Meeting Cash Management Needs in China
by Jim Fuell, Managing Director, Head of Global Liquidity, EMA, J.P. Morgan
Domestic firms and multinational companies operating in China have accumulated record levels of cash, despite the rate of economic expansion slowing in the world’s second-largest economy. The growth in cash and cash equivalents held by companies has been faster in Asia than in other regions, with levels peaking in China . For renminbi cash investors, the opportunity set has, in the past, been largely confined to bank deposits. However, the Chinese money market fund industry is proving an increasingly attractive alternative.
The trend towards growing cash reserves is unlikely to reverse anytime soon. Although few expect the Chinese economy to return to the double-digit growth rates observed during the last decade, growth rates are likely to settle down to more constant and sustainable levels. With liquidity and efficient cash management concerns at the fore, corporate treasurers face the important decision of how best to achieve the level of security and liquidity they need for cash, while also focusing on yield optimisation.
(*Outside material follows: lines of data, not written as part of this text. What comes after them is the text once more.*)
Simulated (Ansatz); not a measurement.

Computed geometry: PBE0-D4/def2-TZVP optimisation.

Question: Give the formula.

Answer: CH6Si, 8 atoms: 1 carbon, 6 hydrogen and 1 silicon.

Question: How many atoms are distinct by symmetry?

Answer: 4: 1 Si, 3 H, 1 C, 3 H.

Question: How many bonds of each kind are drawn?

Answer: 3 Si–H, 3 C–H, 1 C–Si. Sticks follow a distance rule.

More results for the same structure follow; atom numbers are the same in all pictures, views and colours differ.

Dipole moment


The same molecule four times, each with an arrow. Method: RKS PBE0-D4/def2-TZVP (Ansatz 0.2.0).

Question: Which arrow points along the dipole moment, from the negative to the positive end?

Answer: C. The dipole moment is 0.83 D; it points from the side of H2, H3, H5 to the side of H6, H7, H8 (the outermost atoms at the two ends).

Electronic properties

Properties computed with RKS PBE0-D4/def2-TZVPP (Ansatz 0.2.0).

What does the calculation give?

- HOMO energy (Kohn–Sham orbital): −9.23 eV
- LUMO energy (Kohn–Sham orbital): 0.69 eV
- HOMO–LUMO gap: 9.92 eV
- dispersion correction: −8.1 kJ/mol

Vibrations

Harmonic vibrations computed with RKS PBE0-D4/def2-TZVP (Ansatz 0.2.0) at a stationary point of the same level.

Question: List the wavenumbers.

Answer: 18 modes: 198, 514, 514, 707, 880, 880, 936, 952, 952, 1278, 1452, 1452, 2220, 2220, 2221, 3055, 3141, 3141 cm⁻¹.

A traditionally limited opportunity set
The options for domestic companies and multinationals with operations in China that have accumulated significant renminbi-denominated reserves, and are looking at ways to generate a return from their cash, have traditionally been limited to bank deposits. The terms for most domestic bank deposits have been set by the People’s Bank of China, forcing companies to accept yields that are lower than market rates.
Furthermore, the environment has been one of tight regulation of cross-border money transactions, with currency controls restricting outflows for many companies to periodic dividend payments. This has effectively meant that surplus cash is ‘trapped’, although this appears to be changing. While some domestic Chinese banks offer structured deposits with more flexible tenors and less compressed rates of return, ways of extracting maximum value from renminbi-denominated cash reserves have been scarce.
Renminbi-denominated money market funds
The opportunity set is, however, broadening. Although investing directly in fixed income securities in China comes with its own plethora of challenges, the ease of access to short-dated renminbi-denominated securities provided by dedicated money market funds is something treasurers should consider.
Resulting from a wave of innovation in the now well-established and deepening Chinese fixed income market, money market funds typically invest in government-issued securities with maturities of up to one year, as well as other short-dated instruments, including certificates of deposit and repurchase agreements (repos). The pool of investible assets is wide, with more than two-thirds of the Chinese fixed income market comprised of government securities, and over one-third having maturities of less than three years.
For corporate treasurers, using renminbi-denominated money market funds for their cash management needs has several advantages. At the basic level, foremost among corporate treasurers’ concerns are likely to be the safety of their cash (principal protection), the ease of access (liquidity) and the rate of return on their investment (yield). It is useful to look at how money market funds aim to achieve each of these objectives.
Preserving principal is a key concern
There is a growing focus among both domestic companies and multinationals operating in China on the effective management of their renminbi-denominated cash reserves. At the core of these efforts is the need to preserve principal. Corporate treasurers are increasingly turning to money market funds, many of which are AAA-rated and, therefore, represent the highest standards of credit quality.
As the Chinese money market fund industry has matured, it has come to share the characteristics of its developed market counterparts, in terms of providing full transparency about easy-to-understand fund structures. Managed to international standards, a cash allocation to a renminbi-denominated fund can fit in with existing company-wide investment policies. The large size of many of the funds allows treasurers to adhere to formal guidelines, such as constraints on the maximum percentage of the total assets under management that their holding in the fund can represent, or the minimum number of counterparties that a fund must have exposure to. A large and stable client base, in many cases comprising hundreds of institutional investors, provides an underlying layer of support.